Take Ebby Thatcher. He gave Bill W. the twelve steps of Alcoholics Anonymous but couldn’t stay sober himself.

Take Jesus.  He couldn’t let it go. He thought he was responsible for whether we got this or not.

It’s not Jesus’s fault we didn’t get it, nor Ebby Thatcher’s, nor Gandhi’s, nor anybody else’s.  When we’re ready we’re ready. When we’re not, we’re not.

I’m thankful to Jesus, to Gandhi, to Ebby Thatcher and to Bill and Bob who told me that whatever happened, it would be alright. And I’m thankful to the Father of Light who presides over us all, for giving me an opportunity to get my brain back. You’re a star.

Bill W. and Ebby Thatcher

Who are you?

People come up to me in the street and ask me to keep blogging.
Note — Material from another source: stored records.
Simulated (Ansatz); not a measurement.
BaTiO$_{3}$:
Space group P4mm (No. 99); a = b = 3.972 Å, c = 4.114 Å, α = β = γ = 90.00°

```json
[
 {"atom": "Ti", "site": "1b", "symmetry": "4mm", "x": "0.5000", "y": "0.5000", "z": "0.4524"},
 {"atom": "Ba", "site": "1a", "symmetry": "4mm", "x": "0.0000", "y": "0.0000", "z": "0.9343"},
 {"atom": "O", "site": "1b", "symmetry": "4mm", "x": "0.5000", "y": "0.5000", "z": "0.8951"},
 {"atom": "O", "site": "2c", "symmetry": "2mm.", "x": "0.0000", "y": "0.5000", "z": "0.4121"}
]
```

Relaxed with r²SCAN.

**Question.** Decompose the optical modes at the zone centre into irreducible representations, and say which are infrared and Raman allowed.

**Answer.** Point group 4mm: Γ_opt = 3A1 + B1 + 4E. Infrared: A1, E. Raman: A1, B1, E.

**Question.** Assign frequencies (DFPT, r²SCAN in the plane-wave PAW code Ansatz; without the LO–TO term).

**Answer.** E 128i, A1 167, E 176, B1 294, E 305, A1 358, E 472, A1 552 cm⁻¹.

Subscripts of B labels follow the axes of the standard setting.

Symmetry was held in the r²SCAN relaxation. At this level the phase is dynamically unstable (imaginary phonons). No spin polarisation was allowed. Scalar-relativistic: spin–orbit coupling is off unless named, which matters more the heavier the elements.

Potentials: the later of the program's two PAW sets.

God knows why. It’s not like I’ve got anything interesting to say; just an interesting way of saying it.

It’s all crap.

This is what I have to say: nothing. I’m just a poor cunt trying to make sense of everything, like you.

But there is one thing I know: the world is an illusion, and if you take it to be real you will suffer.

You are awareness, I am awareness. We’re the same awareness; we’re the same thing.

In fact there is only one thing and we are it.

To call it “one” is misleading because “one” implies “many” and there is nothing else.

Even if there was something that existed outside of awareness it only exists as an idea in awareness.

We take ourselves to be the body. We are not the body. The body is a something (like the world) that we perceive when our eyes are open. Close your eyes and the body and the world are gone.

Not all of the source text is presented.